You can specify embedded XML tags to change the way the text-to-speech engine produces output. Depending on your speech engine, you might be using SSML (Speech Synthesis Markup Language) or another XML-based markup language, such as Apple’s embedded speech commands, and Microsoft’s SAPI Text to speech (TTS) markup.
Examples of Microsoft Server Speech using SSL Markups
Audio
Play a pre-recorded audio file as part of a prompt. “<audio src=”c:\the_name_of_your_file.wav”> This is what I will say if the file is not found. </audio>”
Break
Add a pause between words. “Five hundred milliseconds of silence <break time=”500ms” /> just occurred.”
Emphasis
Add emphasis to a word in a sentence. “The word <emphasis level=”strong”> boo </emphasis> is emphasized!”
-
- Note: Currently Microsoft TTS engines do not support this element. See MSDN Article, under paragraph “Specify speech output characteristics”
Say-As Element
The say-as element provides guidance about pronunciation–date formats, cardinal and ordinal numbers, characters, time, and telephone numbers. See Say-As Element for more details. Here are a few examples:
- To have each letter spelled out individually: “<say-as interpret-as=”characters”> TEST </say-as>”
- To have text spoken as an ordinal number: (e.g. 3rd, 4th) “Select the <say-as interpret-as=”ordinal”>3rd</say-as> option.”
- To specify a date format: “Today is <say-as interpret-as=”date” format=”mdy”> 4-24-2017 </say-as>”
Phoneme Element
Using the <phoneme> element, you can specify a phonetic pronunciation for a word or phrase. “His name is Mike <phoneme alphabet=”x-microsoft-ups” ph=”JH AU”> Zhou </phoneme>”
Prosody
Prosody specifies the pitch, contour, range, rate, duration, and volume for speaking the contained text. See Prosody Element for more details. Here are a few examples:
- “This is normal volume. <prosody volume=”40″> This is a whisper. </prosody>”
- “This is normal pitch. <prosody rate=”-20%” volume=”40″> This is slow and quiet. </prosody>”
Voice
To define the voice to be used, you can use the Voice markup or use the overload on the PlayTTS command:
- Voice Markup: “<voice name=”Microsoft Server Speech Text to Speech Voice (en-US, Helen)”> This is the text that the application will speak. </voice>”
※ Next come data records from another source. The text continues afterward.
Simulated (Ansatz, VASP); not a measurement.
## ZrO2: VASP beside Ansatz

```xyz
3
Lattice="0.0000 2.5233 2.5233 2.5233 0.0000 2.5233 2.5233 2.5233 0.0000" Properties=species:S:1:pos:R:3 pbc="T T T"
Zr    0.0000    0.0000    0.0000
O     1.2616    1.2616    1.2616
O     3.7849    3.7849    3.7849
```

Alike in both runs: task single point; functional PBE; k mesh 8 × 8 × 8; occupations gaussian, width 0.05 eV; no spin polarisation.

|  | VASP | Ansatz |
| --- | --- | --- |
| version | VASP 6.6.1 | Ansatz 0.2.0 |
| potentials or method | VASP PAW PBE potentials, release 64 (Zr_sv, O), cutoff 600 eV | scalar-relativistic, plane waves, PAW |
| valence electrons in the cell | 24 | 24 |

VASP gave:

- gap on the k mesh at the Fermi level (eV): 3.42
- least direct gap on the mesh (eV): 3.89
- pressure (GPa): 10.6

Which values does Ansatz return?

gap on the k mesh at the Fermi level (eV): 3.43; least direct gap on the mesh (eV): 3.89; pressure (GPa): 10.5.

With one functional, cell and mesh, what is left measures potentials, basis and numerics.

- PlayTTS Command: m_VoiceResource.PlayTTS(“This is the text that the application will speak.”, “Microsoft Server Speech Text to Speech Voice (en-US, Helen)”);
Examples of SAPI 5.3 Markups:
Volume Control: <volume level=”nn”/> where nn is a value from 1 to 100.
Absolute Rate Of Speech: <rate absspeed=”nn”/> where nn is a value from -10 to 10.
Relative Rate Of Speech: <rate speed=”nn”/> where nn is a value from -10 to 10.
Absolute Pitch: <pitch absmiddle=”nn”/> where nn is a value from -10 to 10.
Relative Pitch: <pitch middle=”nn”/> where nn is a value from -10 to 10.
Emphasis: “The word <emph> boo </emph> is emphasized!”
Spelling Control: “The Word <spell> Spell </spell> is spelled out.”
Silence Control: “Five hundred milliseconds of silence <silence msec=”500″/> just occurred.”
Pronunciation: “<pron sym=”h eh l l ow & w er l l d”/>”
Bookmarks: “<bookmark mark=”bookmark_one”/>Simple Text”
Parts Of Speech: “<partofsp part=”noun”> A </partofsp> is the first letter of the alphabet.”
Context: “<context id=”date_mdy”> 03/04/01 </context> should be March fourth, two thousand one.”
Voice: “<voice required=”Age=Teen”>A teen should speak this sentence – if a female, non-child teen is present, she will be selected over a male teen, for example.</voice>”
Language: “<voice required=”Language=409″>A U.S. English voice should speak this.</voice>”